Not really dangerous. And it requires something like a
computer with an I/O pin to use the noise you can get from a
resistor and a capacitor, so that part is more brag than fact.
The point I was trying to make is that the project is
interesting because you learn about radiation detectors,
and how smoke alarms work, (and other esoteric stuff) not
because it's a good hardware random number generator.
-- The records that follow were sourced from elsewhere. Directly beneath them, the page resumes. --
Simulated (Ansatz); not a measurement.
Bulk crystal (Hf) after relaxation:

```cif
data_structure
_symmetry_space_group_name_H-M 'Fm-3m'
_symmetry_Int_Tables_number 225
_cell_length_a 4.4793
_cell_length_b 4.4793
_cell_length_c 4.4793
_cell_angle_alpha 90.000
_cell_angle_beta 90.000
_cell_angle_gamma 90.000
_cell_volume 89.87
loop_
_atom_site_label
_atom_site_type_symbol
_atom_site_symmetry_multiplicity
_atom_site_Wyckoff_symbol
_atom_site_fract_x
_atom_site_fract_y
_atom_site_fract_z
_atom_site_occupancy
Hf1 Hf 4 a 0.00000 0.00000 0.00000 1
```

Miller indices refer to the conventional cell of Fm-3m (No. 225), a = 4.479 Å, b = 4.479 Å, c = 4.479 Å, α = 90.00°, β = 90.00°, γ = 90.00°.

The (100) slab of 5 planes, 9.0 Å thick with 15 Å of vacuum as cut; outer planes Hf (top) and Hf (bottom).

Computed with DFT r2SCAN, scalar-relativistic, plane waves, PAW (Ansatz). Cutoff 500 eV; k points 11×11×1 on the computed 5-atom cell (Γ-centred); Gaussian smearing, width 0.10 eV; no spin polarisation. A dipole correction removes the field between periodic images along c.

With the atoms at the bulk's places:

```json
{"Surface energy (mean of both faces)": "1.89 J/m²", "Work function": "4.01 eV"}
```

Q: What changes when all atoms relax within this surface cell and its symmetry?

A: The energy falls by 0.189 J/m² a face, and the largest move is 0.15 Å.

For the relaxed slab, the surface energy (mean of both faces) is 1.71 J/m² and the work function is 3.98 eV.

For the vast majority of people, timing keystrokes and
a cryptographically secure random number generator would
suffice. Yarrow is free and requires no hardware at all -
you can't beat that price.
Scott Nelson <[EMAIL PROTECTED]>
------------------------------
From: "j.w.altena" <[EMAIL PROTECTED]>
Subject: Re: Random number generation
Date: Sun, 3 Oct 1999 09:22:59 +0200
Hi Scott,
You asks for more information, here it is:
At Statistics Netherlands (SN) we have a project called the "virtual
census". For this project we combine al the individual data on persons we
have at SN. This individual data is from registrations and surveys. At the
end this (yearly and probably longitudinal) virtual census will comprise all
the data of 16 million dutch, their jobs, households, houses, social
benefits, etc.
Due to our privacy regulations we must split as soon as possible the so
called identifiying variables (address, zip-code, etc) from the statistical
variables (age, wages,etc). Some people of my staff are allowed to work with
only the identifying variables (staff which are responssible for linking the
individual data form different sources), others with only the statistical
variables. A very limited part of my staff is allowed to work - only for a
limited time - with both groups of variables. They must assign the
identifying numbers.
We need this identifying numbers for the following:
When we get a file with the individual data we assign to each record a two
unrelated unique - identifying - numbers. One of them is not a number from
1 to N because that could - at a some stage - give some information. Then we
split the file in three parts: one part with at each row only the two unique
numbers (the linking-table). One part with at each row one unique number and
the identifying variables (the identifying part) and ond a part with the
other unique number and the statistical variables (the statistical part). My
staff is only granted rights for the part they need te use for their job. In
this manner it isn't possible to get access to the statistical data when you
have access to the identifying data, v.v. Then we sort the three files on
their (first) indentifying number. To be more secure, we enrypt the
linking-table so that it's impossible for our automation-staff to link the
data as well. When we need tot combine the two groups of variables, we can
use the linking table to do this (to do that, we need a lot of signatures).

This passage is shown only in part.